Tuesday, February 9, 2016

A Crown of Swords by Robert Jordan

A Crown of Swords (Wheel of Time, #7)A Crown of Swords by Robert Jordan
My rating: 3 of 5 stars

I re-read this book, and wanted to add more thoughts to my original review.

I'm still plugging away at the Wheel of Time series, and it is taking me a while. Finishing up book 7 was a hard one for me, and it is a little hard to explain why. It was like when I assign a task to one of my kids, and I check in on them, and they seem to be working away at it and at the same time making no progress. This book seemed to be moving along--there were lots of pages with words, and characters were going here and there and doing things--but the plot just didn't progress as much. The big let down for me was the ending. There were two climactic events; the finding of the Bowl of the Winds and the defeat of Sammael. The former came first, and lived up to the promise implied by the build-up before hand, while the latter was anti-climactic and unbelievable at the same time. Rand is going to leap off his sick-bed to go after a villain that has been the focus for almost 3 books now? Really? And there isn't a face-off, an exchange of witty insults, or a mighty struggle between powerful foes? Disappointing.

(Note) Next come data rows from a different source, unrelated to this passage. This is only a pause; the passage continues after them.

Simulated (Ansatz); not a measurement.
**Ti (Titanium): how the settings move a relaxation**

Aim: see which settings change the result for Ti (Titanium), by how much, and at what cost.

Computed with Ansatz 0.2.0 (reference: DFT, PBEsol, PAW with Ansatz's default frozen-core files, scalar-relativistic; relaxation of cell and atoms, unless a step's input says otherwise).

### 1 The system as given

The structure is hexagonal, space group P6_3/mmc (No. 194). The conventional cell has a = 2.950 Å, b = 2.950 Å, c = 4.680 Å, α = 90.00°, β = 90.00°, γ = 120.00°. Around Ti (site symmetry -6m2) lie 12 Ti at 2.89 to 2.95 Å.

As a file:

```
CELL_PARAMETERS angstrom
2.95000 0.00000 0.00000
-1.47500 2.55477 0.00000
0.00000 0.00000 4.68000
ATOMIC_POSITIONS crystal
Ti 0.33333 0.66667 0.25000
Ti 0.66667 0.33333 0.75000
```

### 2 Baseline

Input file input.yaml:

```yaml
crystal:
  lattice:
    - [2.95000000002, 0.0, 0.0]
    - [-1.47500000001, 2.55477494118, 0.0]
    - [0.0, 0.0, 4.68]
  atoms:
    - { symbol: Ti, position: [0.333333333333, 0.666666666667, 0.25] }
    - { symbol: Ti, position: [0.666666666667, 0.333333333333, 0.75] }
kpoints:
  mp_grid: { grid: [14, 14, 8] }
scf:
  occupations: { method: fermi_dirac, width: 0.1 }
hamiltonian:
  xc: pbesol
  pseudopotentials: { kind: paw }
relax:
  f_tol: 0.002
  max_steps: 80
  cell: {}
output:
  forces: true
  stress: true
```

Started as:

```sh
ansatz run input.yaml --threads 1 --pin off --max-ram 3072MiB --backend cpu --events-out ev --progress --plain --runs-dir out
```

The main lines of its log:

Another disappointing facet to this story that continues to be a growing theme is the "powerful woman who everyone leaps to obey for no reason." Basically, Jordan is trying to create powerful women as central characters in his story. Great idea. Unfortunately, rather than actually have them be powerful, he has them be bullies. Rather than beat people who need to be beaten, or show actual leadership qualities, they just stand around bossing people around and they stare at people really hard. Lame. And unrealistic. If a Cadsuane or Sorilea were up against a real villain, the villain would laugh at their frosty stares and then murder them. If they gave an insolent youth "the rough side of their tongue" that insolent youth would laugh at them and then continue in their behavior. Why do I know this? Because that is what happens in the real world. Mean people, immature people, and bullies in general don't just change behavior because someone they don't know stares at them. Yet this is such a common occurrence in this series that you'd think Tarmon Gai'don is just going to be a staring contest. Pathetic. What would be a remedy, in my opinion? Actual power. A political edge. Dirt on the person being bullied. Some kind of actual leverage.

So 3 stars for this one. I'm still enjoying the overall journey here, but as with all journeys, some parts are less appealing than others, and that describes this book perfectly.